The Campaign Spot

The Dog Days of the Presidential Campaign Begin

I doubt there are many Republicans or conservatives who are genuinely outraged or bothered by young Barack Obama eating dog meat during his years in Indonesia.

But the tale of Mitt Romney putting the carrier of his family dog, Seamus, on the roof of his car has become liberals’ favorite knocks on the all-but-certain GOP nominee. The Washington Post recently summarized:

It happened more than a quarter century ago, at the start of a Romney family summer vacation. But the tale of Seamus, the Irish setter who got sick while riding 12 hours on the roof of Mitt Romney’s faux-wood-paneled station wagon, is ballooning into a narrative of epic proportions.

It has come to characterize the candidate — and not in the favorable way Tagg Romney hoped for when he first talked in 2007 about his family’s annual road trips.

Late-night host David Letterman has been giving the dog near-nightly shout-outs. There are parody Web videos, “Dogs Aren’t Luggage” T-shirts and Facebook groups. (“Dogs Against Romney,” which protested outside last month’s Westminster dog show, has more than 38,000 Facebook fans.) The New Yorker featured a cartoon, with Rick Santorum riding in Romney’s rooftop dog carrier, on its cover last week. In the five years since the story was revealed, New York Times columnist Gail Collins has mentioned Seamus in at least 50 columns.

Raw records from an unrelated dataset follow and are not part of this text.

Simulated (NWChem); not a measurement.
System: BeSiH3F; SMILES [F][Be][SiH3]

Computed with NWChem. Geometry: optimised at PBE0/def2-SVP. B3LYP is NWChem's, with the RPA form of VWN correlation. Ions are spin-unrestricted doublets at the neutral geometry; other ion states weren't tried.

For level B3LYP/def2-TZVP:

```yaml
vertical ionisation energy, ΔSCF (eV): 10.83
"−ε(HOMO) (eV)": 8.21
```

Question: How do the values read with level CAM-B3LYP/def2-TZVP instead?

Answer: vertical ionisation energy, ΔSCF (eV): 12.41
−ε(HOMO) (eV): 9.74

One cannot help but suspect that liberals repeat the tale, hoping to villainize Romney in the eyes of dog owners and low-information voters. This morning the Huffington Post features a story entitled “Why Seamus Matters” that ominously declares:

Romney’s treatment of Seamus is potentially damaging to his candidacy because it reinforces much of what many Americans, particularly swing voters, already feel about Romney-that he is a smart enough man, but simply unable to connect or relate to the problems and challenges facing ordinary Americans.

Okay, fine. If this election is going to be about what each candidate has done to a dog, let’s let it be about what each candidate has done to a dog.

What I suspect is that this partially reflects the political professional class looking at the low-information voter and wondering what, if anything, will stick. Surely, even those who know almost nothing about politics and don’t care will at least pay attention to a story about a dog, right?

Doug Schoen, writing in Newsweek about a survey he conducted on Americans’ civic knowledge:

But government and history? Basic knowledge of the Constitution, the three branches, the wars we’ve fought? Fewer than one third of those questions were answered correctly.

In the same way, a schism emerged about who knew what. Republicans did better than Democrats, with two thirds of Republicans passing vs. only 53 percent of Democrats. But liberals (64 percent) did better than conservatives (62 percent).

Parsing those numbers further, what we see is engagement at each party’s base. A solid 70 percent of conservative Republicans passed, followed by 61 percent of GOP moderates and 55 percent of GOP liberals. For Democrats, it was the opposite: liberals and moderates proved better informed, with 62 percent of both groups passing, but just 36 percent of conservative Democrats did so. In other words, conservative Democrats pulled down the numbers for both their ideology and their party, while the centers of both parties were the least engaged.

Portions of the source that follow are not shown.